It is plain from this brief statement of the legislation of Congress that no title from the United States to land known at the time of sale to be valuable for its minerals of gold, silver, cinnabar, or copper can be obtained under the preemption or homestead laws or the townsite laws, or in any other way than as prescribed by the laws specially authorizing the sale of such lands, except in the States of Michigan, Wisconsin, Minnesota, Missouri, and Kansas. We say "land known at the time to be valuable for its minerals" as there are vast tracts of public land in which minerals of different kinds are found, but not in such quantity as to justify expenditures in the effort to extract them. It is not to such lands that the term "mineral," in the sense of the statute, is applicable. In the first section of the act of 1866, no designation is given of the character of mineral lands which are free and open to exploration. But in the act of 1872, which repealed that section and reenacted one of broader import, it is "valuable mineral deposits" which are declared to be free and open to exploration and purchase. The same term is carried into the Revised Statutes. It is there enacted that "lands valuable for minerals" shall be reserved from sale, except as otherwise expressly directed, and that "valuable mineral deposits" in lands belonging to the United States shall be free and open to exploration and purchase. We also say lands known at the time of their sale to be thus valuable, in order to avoid any possible conclusion against the validity of titles which may be issued for other kinds of land, in which years afterwards rich deposits of mineral may be discovered. It is quite possible that lands settled upon as suitable only for agricultural purposes, entered by the settler and patented by the government under the preemption laws, may be found years after the patent has been issued to contain valuable
minerals. Indeed, this has often happened. We therefore use the term "known to be valuable at the time of sale" to prevent any doubt's being cast upon titles to lands afterwards found to be different in their mineral character from what was supposed when the entry of them was made and the patent issued.

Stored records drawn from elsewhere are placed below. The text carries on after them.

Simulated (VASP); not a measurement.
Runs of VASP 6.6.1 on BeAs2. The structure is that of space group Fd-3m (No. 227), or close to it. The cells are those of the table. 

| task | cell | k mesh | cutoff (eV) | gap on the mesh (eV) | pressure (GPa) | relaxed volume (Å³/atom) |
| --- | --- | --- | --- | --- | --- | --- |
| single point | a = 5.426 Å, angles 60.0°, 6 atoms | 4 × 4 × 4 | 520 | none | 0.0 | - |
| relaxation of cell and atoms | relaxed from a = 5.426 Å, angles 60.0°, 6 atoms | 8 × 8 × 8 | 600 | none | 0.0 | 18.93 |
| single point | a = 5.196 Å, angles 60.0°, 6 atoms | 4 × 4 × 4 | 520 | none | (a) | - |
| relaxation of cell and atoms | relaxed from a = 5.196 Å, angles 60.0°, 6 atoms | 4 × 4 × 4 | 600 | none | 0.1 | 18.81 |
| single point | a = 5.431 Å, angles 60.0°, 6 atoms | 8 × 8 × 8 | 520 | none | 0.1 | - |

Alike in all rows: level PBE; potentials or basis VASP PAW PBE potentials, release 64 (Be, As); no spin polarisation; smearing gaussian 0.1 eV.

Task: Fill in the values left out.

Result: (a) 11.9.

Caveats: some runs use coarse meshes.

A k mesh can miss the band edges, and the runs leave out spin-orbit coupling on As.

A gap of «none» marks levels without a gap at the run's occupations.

In the present case, there is no dispute as to the mineral character of the land claimed by the plaintiff. It is upon the alleged prior occupation of it for trade and business, the same being within the settlement or townsite of Deadwood, that the defendant relies as giving him a better right to the property. But the title to the land being in the United States, its occupation for trade or business did not and could not initiate any right to it, the same being mineral land, nor delay proceedings for the acquisition of the title under the laws providing for the sale of lands or that character. And those proceedings had gone so far as to vest in the plaintiff a right to the title before any steps were taken by the probate judge of the county to enter the townsite at the local land office. The complainant alleges, and the answer admits, that on the 20th of November, 1877, the plaintiff applied to the United States Land Office at Deadwood to enter the land as a placer mining claim, and that on the 31st of January, 1878, he did enter it as such by paying the government price therefor. No adverse claim was ever filed with the register and receiver of the local land office, and the entry was never cancelled nor disapproved by the officers of the Land Department at Washington. The right of the government therefore passed to him, and though its deed, that is, its patent, was not issued to him until January 31, 1882, the certificate of purchase, which was given to him upon the entry, was, so far as the acquisition of title by any other party was concerned, equivalent to a patent. It was not until the 28th of July following that the probate judge entered the townsite. The land had then ceased to be the subject of sale by the government. It was no longer its property; it held the legal title only in trust for the holder of the certificate. Witherspoon v. Duncan, 4 Wall. 218. When the patent was subsequently issued, it related back to the inception of the right of the patentee.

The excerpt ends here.